Occupy DC: Hundreds protest, hold sit-ins and march

(Photo: Suzanne Kennedy)

People from all over the country have come to “occupy” D.C. and many are here with the same frustrations in mind. The economy. The war in Afghanistan. The direction of the country.

In D.C., hundreds are protesting, holding sit-ins and marches against what they call greedy corporations and the politicians who give them power.

Long Island, N.Y. resident Ash Straw says it’s time to speak up for everyday people.

“Something is wrong, something is wrong,” he said. “We have a culture that's built up on an illusion and sustained by a monetary system that’s really collapsing before our eyes.”

Today, Ash and dozens of others participated in Occupy DC's march from Freedom Plaza down Pennsylvania Avenue to the White House. Across the nation, protests have sprouted in New York, Chicago, Portland, Los Angeles and elsewhere.

They are protesting what they call wasteful government spending for an unnecessary war in the Middle East.

The group hopes the president hears their message loud and clear on the 10th anniversary of the U.S. invasion into Afghanistan.

“If we can’t all come together and hear each other and start to really look at the causes of all of these problems were facing its going to be a really difficult time in the next 10 years or so,” Straw said.
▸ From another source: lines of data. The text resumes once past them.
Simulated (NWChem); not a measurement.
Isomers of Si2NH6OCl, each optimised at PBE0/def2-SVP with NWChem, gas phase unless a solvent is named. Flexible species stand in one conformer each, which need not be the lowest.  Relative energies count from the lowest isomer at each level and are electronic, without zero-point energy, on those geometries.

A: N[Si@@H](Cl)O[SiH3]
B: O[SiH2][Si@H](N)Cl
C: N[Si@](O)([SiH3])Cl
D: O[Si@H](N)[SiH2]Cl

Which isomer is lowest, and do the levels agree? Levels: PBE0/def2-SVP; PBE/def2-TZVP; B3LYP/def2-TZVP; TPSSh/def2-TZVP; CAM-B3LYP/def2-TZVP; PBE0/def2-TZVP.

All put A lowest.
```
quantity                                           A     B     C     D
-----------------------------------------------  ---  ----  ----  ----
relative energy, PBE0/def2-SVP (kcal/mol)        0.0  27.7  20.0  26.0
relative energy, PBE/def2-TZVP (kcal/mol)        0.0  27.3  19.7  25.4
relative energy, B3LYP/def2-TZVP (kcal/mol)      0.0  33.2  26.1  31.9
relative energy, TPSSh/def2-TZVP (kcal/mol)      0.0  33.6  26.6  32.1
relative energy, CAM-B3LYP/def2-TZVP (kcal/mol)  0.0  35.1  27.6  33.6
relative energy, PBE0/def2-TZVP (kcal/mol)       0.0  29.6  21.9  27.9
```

At the Ronald Reagan building, they protested a proposed new oil pipeline from Canada to Texas. Groups including October 2011 and Occupy DC have taken over Freedom Plaza - they're against the war, against corporate greed:

“It's just unfair, what they doing - the big corporate America,” said T.W. Boyd, of Temple Hills. “They stealing, they just taking, constantly taking.”

They're fueled by economic woes and frustration. Some, like James Davoe, are homeless:

“I can't find a job,” he said.

And some later gathered at the new Martin Luther King Memorial in a peaceful anti-war protest, leaving tourists like Rhoda Farrell marveling at it all.

“I don't know how much good any of these marches will do, unfortunately,” she said. “But it's letting the world know what the people want! And that's the best we can do.”